Technical writing
Entity resolution for multi-list compliance screening: reducing false positives without sacrificing recall
The compliance screening risk score described in the previous article aggregates hits across 30+ federal enforcement lists into a single 0–100 score. That aggregation depends on a prior problem: establishing that “Boeing Co.” on the OFAC Non-SDN list, “The Boeing Company” in the BIS Entity List, and “BOEING COMPANY” in the DoD 1282 debarment record are the same legal entity — while “Boeing Aerospace Holdings GmbH” is not. Pure string matching cannot do this reliably. Set the similarity threshold too low and every large company matches every enforcement action mentioning a common corporate term. Set it too high and legitimately sanctioned entities slip through under their operating or subsidiary names.

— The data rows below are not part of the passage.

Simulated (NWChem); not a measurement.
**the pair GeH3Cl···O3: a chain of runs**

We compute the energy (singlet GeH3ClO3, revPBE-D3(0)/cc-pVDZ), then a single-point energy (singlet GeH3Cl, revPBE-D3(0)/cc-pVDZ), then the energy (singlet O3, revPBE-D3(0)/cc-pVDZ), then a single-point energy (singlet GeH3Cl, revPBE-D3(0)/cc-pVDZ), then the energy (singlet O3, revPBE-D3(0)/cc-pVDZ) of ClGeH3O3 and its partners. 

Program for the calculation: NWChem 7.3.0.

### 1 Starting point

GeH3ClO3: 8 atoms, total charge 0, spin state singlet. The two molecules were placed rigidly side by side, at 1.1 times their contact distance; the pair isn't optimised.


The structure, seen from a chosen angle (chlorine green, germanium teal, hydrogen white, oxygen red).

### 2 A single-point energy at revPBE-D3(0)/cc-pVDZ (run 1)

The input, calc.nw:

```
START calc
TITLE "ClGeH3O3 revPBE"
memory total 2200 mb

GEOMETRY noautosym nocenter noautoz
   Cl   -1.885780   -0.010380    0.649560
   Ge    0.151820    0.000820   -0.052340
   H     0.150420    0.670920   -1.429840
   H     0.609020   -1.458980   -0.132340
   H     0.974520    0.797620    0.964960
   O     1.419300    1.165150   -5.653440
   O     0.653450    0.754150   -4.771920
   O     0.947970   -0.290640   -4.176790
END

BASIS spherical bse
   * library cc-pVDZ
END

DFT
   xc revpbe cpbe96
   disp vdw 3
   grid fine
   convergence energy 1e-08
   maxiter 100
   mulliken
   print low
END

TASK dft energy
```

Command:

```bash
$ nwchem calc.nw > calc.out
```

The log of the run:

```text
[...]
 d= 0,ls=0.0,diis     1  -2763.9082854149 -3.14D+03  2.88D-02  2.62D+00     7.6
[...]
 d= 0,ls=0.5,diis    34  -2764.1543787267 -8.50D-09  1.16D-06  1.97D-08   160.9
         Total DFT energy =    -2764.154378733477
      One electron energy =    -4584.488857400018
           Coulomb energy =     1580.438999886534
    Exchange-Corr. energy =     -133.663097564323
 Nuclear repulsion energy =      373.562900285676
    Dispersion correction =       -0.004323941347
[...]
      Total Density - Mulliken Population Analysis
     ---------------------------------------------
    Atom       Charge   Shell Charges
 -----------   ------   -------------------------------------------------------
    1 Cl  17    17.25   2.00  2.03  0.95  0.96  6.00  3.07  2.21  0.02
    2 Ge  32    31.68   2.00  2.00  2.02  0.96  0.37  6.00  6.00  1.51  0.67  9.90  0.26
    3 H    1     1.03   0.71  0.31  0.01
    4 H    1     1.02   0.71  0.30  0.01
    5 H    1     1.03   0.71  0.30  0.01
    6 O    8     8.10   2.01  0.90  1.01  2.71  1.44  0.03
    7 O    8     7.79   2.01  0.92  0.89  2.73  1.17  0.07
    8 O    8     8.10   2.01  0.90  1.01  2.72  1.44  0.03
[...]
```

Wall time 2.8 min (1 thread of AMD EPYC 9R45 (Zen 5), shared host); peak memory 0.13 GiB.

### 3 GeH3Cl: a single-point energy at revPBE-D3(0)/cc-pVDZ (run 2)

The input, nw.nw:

The correct framing is entity resolution, not string matching. The goal is to link entity records — each a structured representation of a legal person or organization — rather than to compare raw name strings. This article covers how the Federal Regulatory Data Hub resolves entity identity across 30+ lists, the three-stage pipeline that does the work, the taxonomy of false positives each stage produces, and the confidence calibration that maps resolution outputs to compliance actions.
The entity resolution problem in compliance
A single sanctioned entity appears under dozens of name variants across 30+ federal lists. OFAC SDN entries carry an average of 3.7 aliases each. BIS Entity List entries use the name as it appeared in the export license denial. The CFPB complaint database uses the name as spelled by the consumer who filed the complaint. DOJ press releases use the name as cited in the indictment caption.
Name matching alone produces two failure modes. A loose threshold — say, Jaro-Winkler ≥ 0.75 applied globally — generates a massive false positive rate: “Samsung Electronics Co.” matches an OFAC SDN entry for a North Korean Samsung subsidiary because the name stems are identical and Jaro-Winkler cares about prefix similarity. A tight threshold — exact normalized match only — misses the same sanctioned entity when it appears under a common abbreviation or transliteration variant not present in the exact-match index.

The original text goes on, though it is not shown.